I have heard no one claim that this new process will increase "shelf life"
(delay crystallization) significantly over "standard filtration" currently
used by larger packers. If it is true that "ultra filtration" will not
prevent crystallization any better than currently common approaches,
it seems clear that the sole purpose of such a process is to "improve"
the flavor of honey that would be otherwise unpalatable by removing
ALL flavors (and Lord only knows what else).
What other "value added" could such a process possibly offer?
Clearly, the process is hiding something serious. What else
would warrant the capital investment in such an expensive process?
The burden of proof should not be eased simply to allow a process that
creates an end product that cannot be proven to actually be honey.
If we were talking about meat rather than honey, the difference would
be as clear as "steak" versus "stew beef". Clearly, a butcher will
use the best cuts for "steaks", and use the poorest-quality cuts for
"stew beef".
Is stew beef identical to steak? Clearly not.
If equal amounts of each are ground up in a meat grinder, one is
"steak tartar", and the other is "ground beef". Not even "ground round"
or "ground chuck". Most people can tell the difference with one taste.
Many can tell at a glance.
But "honey is honey is honey is honey", as those who wish to treat honey
and market honey as a fungible commodity would say.

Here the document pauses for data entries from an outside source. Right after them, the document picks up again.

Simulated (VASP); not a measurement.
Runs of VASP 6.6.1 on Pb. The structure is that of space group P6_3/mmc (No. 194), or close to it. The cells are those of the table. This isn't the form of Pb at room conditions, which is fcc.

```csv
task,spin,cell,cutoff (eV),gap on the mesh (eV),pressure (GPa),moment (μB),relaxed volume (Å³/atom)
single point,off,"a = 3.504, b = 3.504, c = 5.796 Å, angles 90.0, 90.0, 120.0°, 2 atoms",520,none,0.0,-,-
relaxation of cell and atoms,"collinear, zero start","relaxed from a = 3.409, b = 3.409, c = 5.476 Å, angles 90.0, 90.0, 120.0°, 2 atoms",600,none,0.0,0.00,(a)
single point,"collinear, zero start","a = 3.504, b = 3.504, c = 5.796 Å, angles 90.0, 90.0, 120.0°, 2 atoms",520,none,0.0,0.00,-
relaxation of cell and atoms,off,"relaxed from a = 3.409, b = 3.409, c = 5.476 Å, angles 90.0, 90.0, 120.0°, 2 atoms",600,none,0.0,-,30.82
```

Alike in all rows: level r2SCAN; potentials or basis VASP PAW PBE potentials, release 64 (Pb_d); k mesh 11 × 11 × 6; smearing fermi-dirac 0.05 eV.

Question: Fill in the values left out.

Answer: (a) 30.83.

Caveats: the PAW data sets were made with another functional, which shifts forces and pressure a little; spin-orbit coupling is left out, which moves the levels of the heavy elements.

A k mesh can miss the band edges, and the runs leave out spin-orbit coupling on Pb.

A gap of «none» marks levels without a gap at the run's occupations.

Do consumers want flavorless, colorless, sweet syrup? If they do, they
already have a wide variety of corn-syrup based products to chose among.
But these are not honey.
Are the bottlers of pure maple syrup worried that the "low end of the
syrup market" is owned by companies that mix corn syrup and chemicals?
Not a bit, since a simple taste test is all that is required for a
random person to recognize the difference between the "real stuff" and
the "fake stuff". Too bad only isolated efforts are made to educate
consumers as to what real honey tastes like.
If one were to utilize this "ultra filtration", one could, in theory,
break it down further after filtration and, create 100% sucrose, and/or
100% fructose, and/or 100% glucose, each in different drums at the end
of the all the chemistry. One might then take these "concentrates",
and make "reconstituted honey from concentrate", still professing that
one is selling "honey". One need look no further than orange juice to
see that "from concentrate" has become acceptable to many consumers as
"legitimate orange juice".
In my view, the moment the water was added, the honey was adulterated.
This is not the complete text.